Hey everyone, I just recently completed a tutorial for making game ready models. This meant that i would have to bake a normal map, while i follow the tutorial to the letter i still came upon some baking errors. Any help in resolving this would be greatly appreciated! Ps. The image on the left side is that of the bake and the error is this strange line down the model.
Replies
edit: I did try the different coordinates flips before i had changed the tangent. Didn't try it after the tangent which was a new guy mistake i suppose XD.
Don't confuse the purpose of the maps. Normal map will always be on its own (maybe with a specular in its alpha channel), but AO and cavity maps either are used on themselves to occlude global illumination or are multiplied on top of the diffuse map to simulate GI.
To be honest, you can skip out on the cavity map if you wanted to, particularly if you don't have any smaller details the AO might have glanced over. Before you do that, make sure everything's working and fine, then go make the diffuse!
If I were you, clean up the UV's a bit. They're a mess right now.
I would advise not getting in the habit of fixing your normal map problems inside of Photoshop. You should really try and figure out the real reason behind it. It's just a bad habit to get into and a hack. It also won't produce as good of results if you actually fix the underlying problem and get a good bake the right way.
Earthquake has 2 threads that explain quite a bit about normals and baking. I'd invite you to check them out if you haven't already.
http://www.polycount.com/forum/showthread.php?t=107196
http://www.polycount.com/forum/showthread.php?t=81154
These errors happen when you bake your normal map with your triangle orientation in one direction, and then display your model with the triangles going in other directions.

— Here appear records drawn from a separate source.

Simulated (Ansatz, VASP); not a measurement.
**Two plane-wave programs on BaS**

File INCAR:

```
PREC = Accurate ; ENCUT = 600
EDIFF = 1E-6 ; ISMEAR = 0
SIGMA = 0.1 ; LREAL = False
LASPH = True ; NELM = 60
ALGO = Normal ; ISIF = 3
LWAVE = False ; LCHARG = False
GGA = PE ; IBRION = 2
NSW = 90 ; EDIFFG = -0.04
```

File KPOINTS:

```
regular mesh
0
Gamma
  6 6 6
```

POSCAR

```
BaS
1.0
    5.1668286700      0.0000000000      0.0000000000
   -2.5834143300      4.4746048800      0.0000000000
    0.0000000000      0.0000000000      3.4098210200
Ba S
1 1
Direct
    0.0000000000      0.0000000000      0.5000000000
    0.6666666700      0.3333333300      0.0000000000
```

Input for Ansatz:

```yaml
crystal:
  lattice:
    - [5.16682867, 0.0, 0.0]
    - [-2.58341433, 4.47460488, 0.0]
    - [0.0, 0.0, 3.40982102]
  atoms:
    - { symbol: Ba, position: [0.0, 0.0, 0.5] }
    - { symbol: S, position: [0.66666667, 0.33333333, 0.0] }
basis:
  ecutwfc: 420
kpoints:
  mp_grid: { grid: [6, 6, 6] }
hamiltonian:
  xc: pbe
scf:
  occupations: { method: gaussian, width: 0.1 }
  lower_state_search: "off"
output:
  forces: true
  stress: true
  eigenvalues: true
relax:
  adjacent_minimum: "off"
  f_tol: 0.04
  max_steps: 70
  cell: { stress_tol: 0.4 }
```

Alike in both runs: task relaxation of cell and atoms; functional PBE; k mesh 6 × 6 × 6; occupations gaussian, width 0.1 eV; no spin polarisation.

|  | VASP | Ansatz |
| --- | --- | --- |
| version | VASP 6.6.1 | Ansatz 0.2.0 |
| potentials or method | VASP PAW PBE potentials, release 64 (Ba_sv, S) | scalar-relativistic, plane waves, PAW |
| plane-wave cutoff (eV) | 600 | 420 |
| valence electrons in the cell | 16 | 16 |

To fix this, always remember to force your model to be triangulated before you bake and import into a 3D package. Before you bake, add a "Turn to poly" modifier on your 3D object and choose the 'limit polygon' option to 3. This is a non destructive way to bake and export your 3D model with 'forced' triangulation. This will fix many of your issues.
Rarely if ever fix bake errors in photoshop, in a production environment it's a waste of time.
+1000
Yeah, I think if you simple triangulate your mesh before exporting you should fix these issues. The problem is that when quads are imported into Toolbag, Toolbag needs to decide which direction to triangulate in, and that may vary from your 3d app. With max you shouldn't need to triangulate before baking, but certainty before exporting for best results.
Tangent space maps are pretty much industry standard, support for object space maps is very slim in game engines. With object space maps you can't mirror (unless you have a special shader), its much harder to add hand-painted detail, and there are issues with animation as well (again your shader needs to be set up to allow animations).
So stick with tangent unless your programmers/technical artists on your project tell you to use object space.
The differences are much larger than the swizzle/handness/green channel orientation. Max, Maya and xnormal(mikktspace) all calculate bi-normals and tangents differently, which means that if you bake a normal map in max, and send it to an engine calibrated for maya style maps, you'll likely get smoothing errors.
You should always bake in the app that your engine's tangent space is set up to use, if you're not sure, talk to your programmers.
You can also use handplane to transfer from object space maps to the tangent space of your choice for various engine.
Some engines use their own proprietary tangent space (like UE3/UDK, source, etc), and the best way to get accurate results is to use handplane.
Edit: I did give both normal post by Earthquake a read which is where i began to do the uvmap hard-edge splits but i may have messed up along the way, may need to give it another shot.
It looks like you have some other errors here too, that green decal with the wings should not be green, make sure the highpoly source mesh does not have inverted faces.
And another bit a little lower on the map has strange screen-door like artifacts. Not sure what would cause that, duplicated polys in the lowpoly maybe?